Have you ever looked around and wondered why the world is still the way that it is?
Where are the fulfillments of the promises that God has made? Where is the transformation, the peace, the justice envisioned by the prophets? Where is the kingdom that Jesus came announcing, saying that it had drawn near?
I remember being in Don Saliers' Systematic Theology class discussing ecclesiology and eschatology, and it was the first time I ever had heard the joke: Jesus promised the kingdom, but what we got was the church. Now, I love the church but the reality is that it is far from the kingdom that Jesus announced, it is far from the vision that the prophets proclaimed.

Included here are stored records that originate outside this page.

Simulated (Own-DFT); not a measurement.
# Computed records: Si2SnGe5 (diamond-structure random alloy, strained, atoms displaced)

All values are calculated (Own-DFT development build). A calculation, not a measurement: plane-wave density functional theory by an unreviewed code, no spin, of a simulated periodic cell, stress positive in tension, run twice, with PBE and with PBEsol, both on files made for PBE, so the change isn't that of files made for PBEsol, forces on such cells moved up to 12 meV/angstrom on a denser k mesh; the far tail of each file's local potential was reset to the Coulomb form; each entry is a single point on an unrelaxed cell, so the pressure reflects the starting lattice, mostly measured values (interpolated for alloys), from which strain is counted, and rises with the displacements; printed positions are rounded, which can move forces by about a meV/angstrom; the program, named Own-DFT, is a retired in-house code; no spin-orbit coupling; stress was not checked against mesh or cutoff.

Not that we haven't tried, but usually only to our own detriment. The truth is that many times in history, the church has tried to be the kingdom itself and every time it has fallen inadequately short. We try to collapse the kingdom into our structures, our practices, our ways of being and doing, our liturgies and leadership, our buildings and monuments and when we do so, then we have in the words of N.T. Wright, "we have created a high road to the worst kind of triumphalism" (Wright, Surprised by Hope, 112).
So we stop and we look at the world and at the church, and we wonder, "Is this all that there is? Is this all that there will be?" And the truth is that our questions are not that much different than the same ones that the Babylonian exiles were asking in the wake of Second Isaiah's prediction of restoration.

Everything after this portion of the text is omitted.